You who have found peace—live in peace. You who have been given the Peace of God—go in Peace. Spread peace throughout the land. Go out in peace and love and service to all. For in this going out you come home and bring with you all the brothers and sisters you have brought to peace. Go in peace to love and serve with all your heart. Thus are we one heart, one mind, one unity. Thus are we one in a relationship of love and peace that is our eternal home. Welcome home my brothers and sisters in Christ. Welcome home. T1:10.15
Those of you who’ve been following my blog for a while know me pretty well. At least I feel that you do. I just kind of carry on, writing on Sunday mornings about whatever is there. As I wander down one path and another in what I share, I figure you’ve heard it all about now. But then I go and start doing something new! And when I enter change, each time I enter change, you’d think I’d never experienced change before!
This spring was the start of something new. I knew it. I could feel it. I was ready to accept it. I am ready to accept it. Nothing big is happening next month or the month after, but then it starts. An event here, a talk there. My friend Kathy Scott Perry has agreed to partner with me to help coordinate this newness, and I can’t tell you how much that means to me. She’s been an event promoter for decades, knows everyone, has vision, and she “gets me.” We’ll just carry on as friends as we find our way toward answering requests for gatherings, feeling our way to doing them newly—and keeping me sane at the same time!
I’ve been like a kid exploding off the school bus at the end of the year, ready to hang up my uniform and burst out the back door, letting the screen slam as I head into the sun with all my ideas of what the summer is going to bring. But there’s such a thing as too many ideas. I mean, I wouldn’t be me if I didn’t see both sides of the thing, would I? The human complexity that gets thrown in the mix with the inspiration?
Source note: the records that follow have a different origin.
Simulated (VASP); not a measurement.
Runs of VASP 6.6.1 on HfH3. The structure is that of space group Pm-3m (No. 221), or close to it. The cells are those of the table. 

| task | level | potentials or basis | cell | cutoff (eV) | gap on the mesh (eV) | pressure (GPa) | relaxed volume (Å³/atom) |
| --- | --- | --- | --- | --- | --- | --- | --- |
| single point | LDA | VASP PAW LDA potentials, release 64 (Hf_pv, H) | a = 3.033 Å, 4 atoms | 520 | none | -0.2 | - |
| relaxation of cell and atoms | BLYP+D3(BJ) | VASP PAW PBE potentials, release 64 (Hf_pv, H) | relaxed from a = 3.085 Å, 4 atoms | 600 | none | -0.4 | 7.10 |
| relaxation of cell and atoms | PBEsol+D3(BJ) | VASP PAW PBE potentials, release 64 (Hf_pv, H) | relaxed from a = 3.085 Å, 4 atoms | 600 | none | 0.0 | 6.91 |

I experienced it this morning. I had so many ideas roaming around that I couldn’t get a one to light so that I could start this blog. Well . . . I started one and then I got distracted. I started another and got distracted again. I suppose it could be something like having a bunch of ideas for a new book, and ‘cause you’ve got a bunch of ideas you might not ever write, or if you write, you might create nothing more than a big, huge, mess. Actually, for starting a book a mess is fine. No matter how messy the draft, it’ll start the process. The mess doesn’t get enough time to work its way out with a blog, but it does work that way with most everything. Starting—is what gets you going every time. Once you start, you enter the new. I have started . . . something new, and I have found a way not to get wigged out by it.
In addition to partnering with Kathy, I’m just telling everything to “go in peace.”
My dad used to say that. He had all kinds of versions of peace—except maybe the hippie one. We’d say prayers over dinner each night—the standard, “Bless us O Lord and these our gifts,” and then he’d follow it with, “Eternal rest grant onto them oh Lord,” and we’d say, “And let perpetual light shine upon them.” Then he’d say, “May they rest in Peace,” and we’d all say, “Amen. Then he’d say, “May their souls and all the souls of the faithful departed, through the mercy of God, rest in peace.” And we’d all say “Amen” once again. (For a long time we had sit-down meals like clockwork. Monday through Friday, Dad got home from work and we’d sit down to eat at 5:30. Just about every other house on our block was the same. My daughter Mia recently told me that sitting down to dinner with family makes her feel safe. We did the family dinner thing too, and God bless the safety of it as it lingers on.)
But my dad, he’d also say, “Peace be with you,” as he finished things up or headed out the door. He didn’t say “my girl” too much, but it seemed he always said, “My boy.” “Peace be with you my boy,” he’d say to my son, or sometimes, “Peace be with you my lad.” You remember things like that when you start sending your ideas out into the world with a hardy, “Peace be with you.”
The little quote above on peace came back to me—gave itself to me like a gift. A Course of Love brings me just the right thing at the right time . . . time after time . . . and it still amazes me. And I love it when it combines with memory, sometimes actual, physical memories like this one of my dad, and at other times memories of someone I know I am, but have forgotten, and then momentarily remember.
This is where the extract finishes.